UPPER THUMB — The “Safe Pipes” Act, which will protect against oil spills in the Great Lakes, awaits President Barack Obama’s signature.
It passed both the U.S. House and Senate unanimously, and U.S. Sen. Gary Peters said this week that he is pleased with the show of bipartisanship.
“Legislators around the country view the Great Lakes as an asset, not only for the Midwest, but as a strategic asset for the nation,” Peters said.
Peters and U.S. Sen. Debbie Stabenow in September announced the Pipeline Improvement and Preventing Spills Act, which would ban crude oil transport and stiffen safety thresholds for pipelines.
The “Safe Pipes” Act would:
• Designate the Great Lakes an “unusually sensitive area,” making pipelines in the Great Lakes subject to higher safety standards.
• Require the Pipeline and Hazardous Materials Safety Administration (PHMSA) to consider response plans that address cleanup of an oil spill affecting waters or shorelines partially or entirely covered by ice (the bill would increase funding to PHMSA by 2 percent annually over four years to conduct oversight).
• Require the Government Accountability Office to report and review risks in regard to age, condition, material and construction of a pipeline.
Of concern in the Great Lakes is Canadian Energy firm Enbridge’s “Line 5,” which runs 645 miles from Wisconsin across the Upper Penninsula, down the Straits of Mackinac into northern Michigan and cuts across the Thumb to Sarnia, Ontario.
“Line 5” carries an average of 14,000 barrels of light crude per day, as well as natural gas. The firm says it was built in 1953, and in more than 60 years of operation, there have been no leaks.
The senators said last year that they were concerned about the aging pipeline and spill potential.
A 2014 University of Michigan study, commissioned by the National Wildlife Federation, found the straits to be the “worst possible place” for a Great Lakes oil spill. Water flow there transports volumes up to 80,000 cubic meters per second — more than 10 times the water flow over Niagara Falls, the study states.
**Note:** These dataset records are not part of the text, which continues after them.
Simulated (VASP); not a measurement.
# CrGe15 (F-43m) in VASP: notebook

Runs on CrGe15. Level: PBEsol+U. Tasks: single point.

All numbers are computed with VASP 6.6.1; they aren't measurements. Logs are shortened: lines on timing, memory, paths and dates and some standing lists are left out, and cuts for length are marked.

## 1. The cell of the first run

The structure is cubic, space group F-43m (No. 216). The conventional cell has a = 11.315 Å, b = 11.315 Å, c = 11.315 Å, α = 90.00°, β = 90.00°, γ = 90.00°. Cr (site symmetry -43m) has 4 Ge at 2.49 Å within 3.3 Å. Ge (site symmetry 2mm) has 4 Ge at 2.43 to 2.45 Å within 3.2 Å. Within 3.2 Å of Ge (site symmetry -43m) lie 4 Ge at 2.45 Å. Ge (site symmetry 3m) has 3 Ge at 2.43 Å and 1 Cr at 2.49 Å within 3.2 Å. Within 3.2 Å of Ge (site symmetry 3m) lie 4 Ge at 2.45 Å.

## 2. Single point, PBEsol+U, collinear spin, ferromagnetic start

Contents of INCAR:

This could carry contaminants 65 miles south to Rogers City within 10 days of a spill, Peters told the Tribune in September.
Whether a spill reaches Saginaw Bay and the Thumb coastline, more than 100 miles farther south, would depend on how quickly Enbridge can shut down the leak, Stabenow told the Tribune in December. She said she was told the company can shut it down automatically.
In 2010, a pipeline ruptured near Marshall, spilling 843,000 gallons of oil into the Kalamazoo River and amassing a $1.2 billion cleanup — the largest inland oil spill in U.S. history.